Kenneth Bachor for TIME
By Kenneth Bachor
July 9, 2016

This week, crowds of demonstrators gathered around the country to protest the police shooting deaths of two black men: Alton Sterling and Philando Castile.

Sterling was killed in Baton Rouge, La. on July 5 at point-blank range, after being tackled by police and pinned to the ground. His death was recorded on video and sparked immediate protests in the Louisiana capital.

On July 6, a day later, Philando Castile was shot in Falcon Heights, Minn. after being pulled over for a routine traffic stop. A video of the incident’s aftermath was also captured by Diamond Reynolds, Castile’s girlfriend, and reached nearly 2.5 million views on Facebook by the next day.

On July 7, demonstrators gathered in New York City’s Union Square at 5 p.m. Protesters then marched up 5th Ave., against the flow of traffic, through Times Square and past Central Park up to Malcolm X Blvd. in Harlem, chanting “Black lives matter” and “No justice, no peace.”

They also notably chanted “We gon’ be alright,” a poignant lyric from Kendrick Lamar’s song “Alright,” which the New York Times described as the “unifying soundtrack” for the Black Lives Matters movement. That same night in Washington D.C., hundreds of people marched from the White House to the steps of the Capitol, storming through barricades.

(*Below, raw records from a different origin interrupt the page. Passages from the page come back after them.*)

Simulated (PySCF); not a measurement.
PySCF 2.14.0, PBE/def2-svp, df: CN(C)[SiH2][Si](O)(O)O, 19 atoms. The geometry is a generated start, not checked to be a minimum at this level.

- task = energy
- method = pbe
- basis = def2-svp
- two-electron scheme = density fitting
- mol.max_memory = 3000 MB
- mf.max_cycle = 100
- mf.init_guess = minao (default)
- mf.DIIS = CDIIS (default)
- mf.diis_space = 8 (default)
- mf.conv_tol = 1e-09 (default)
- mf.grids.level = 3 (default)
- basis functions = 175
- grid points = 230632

Later on July 7, five police officers were killed in Dallas and nine others were injured by a shooter during an anti-police brutality protest. The attacker was later identified as Army veteran Micah Xavier Johnson, who was killed by a bomb robot detonated by Dallas police on July 8. Following the shooting, Dallas Police Chief David O. Brown and locals from the city united for a tribute to the fallen officers.